Channel 4 privatisation: Broadcaster 'disappointed' as Govt presses on

Channel 4 privatisation plan would be 'bad for journalism', NUJ warns

Channel 4 privatisation

Channel 4 has said it is “disappointed” at the Government’s decision to proceed with plans to privatise the broadcaster without “formally recognising the significant public interest concerns which have been raised”.

The Government, which currently owns the channel, has been consulting on whether to privatise the broadcaster following concerns for its survival in the streaming era.

A statement by the Department for Digital, Culture, Media and Sport said it had made the decision to allow the channel to “thrive in the face of a rapidly-changing media landscape” while a Government source said the move would “remove Channel 4’s straitjacket”.

Channel 4 privatisation plan ‘disappointing’

A statement by Channel 4 said: “With over 60,000 submissions to the Government’s public consultation, it is disappointing that today’s announcement has been made without formally recognising the significant public interest concerns which have been raised.

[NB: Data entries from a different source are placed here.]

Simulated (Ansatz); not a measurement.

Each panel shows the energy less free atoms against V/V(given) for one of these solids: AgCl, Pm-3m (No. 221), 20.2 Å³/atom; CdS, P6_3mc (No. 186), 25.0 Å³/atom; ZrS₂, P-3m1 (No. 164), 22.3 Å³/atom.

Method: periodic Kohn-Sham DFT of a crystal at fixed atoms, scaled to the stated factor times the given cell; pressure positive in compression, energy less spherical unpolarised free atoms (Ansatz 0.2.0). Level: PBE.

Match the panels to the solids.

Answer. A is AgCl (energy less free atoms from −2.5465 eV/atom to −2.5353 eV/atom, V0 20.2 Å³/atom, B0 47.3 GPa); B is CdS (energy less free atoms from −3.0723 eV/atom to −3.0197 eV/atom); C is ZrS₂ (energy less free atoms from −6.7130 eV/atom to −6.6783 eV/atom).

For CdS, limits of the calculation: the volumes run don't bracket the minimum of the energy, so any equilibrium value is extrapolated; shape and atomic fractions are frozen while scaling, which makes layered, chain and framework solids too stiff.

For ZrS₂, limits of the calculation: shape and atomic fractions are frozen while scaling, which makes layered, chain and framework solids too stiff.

“Channel 4 has engaged in good faith with the Government throughout the consultation process, demonstrating how it can continue to commission much-loved programmes from the independent sector across the UK that represent and celebrate every aspect of British life as well as increase its contribution to society, while maintaining ownership by the public.”

The channel explained that it presented the Government with an alternative to privatisation that would “safeguard its future financial stability” and allow it to do more for the public, creative industries and the economy.

The channel’s chief executive Alex Mahon (pictured) also said in an internal email to staff on Monday that they had proposed a “vision for the next 40 years” which was rooted in “continued public ownership” and “built upon the huge amount of public value this model has delivered to date and the opportunity to deliver so much more in the future”.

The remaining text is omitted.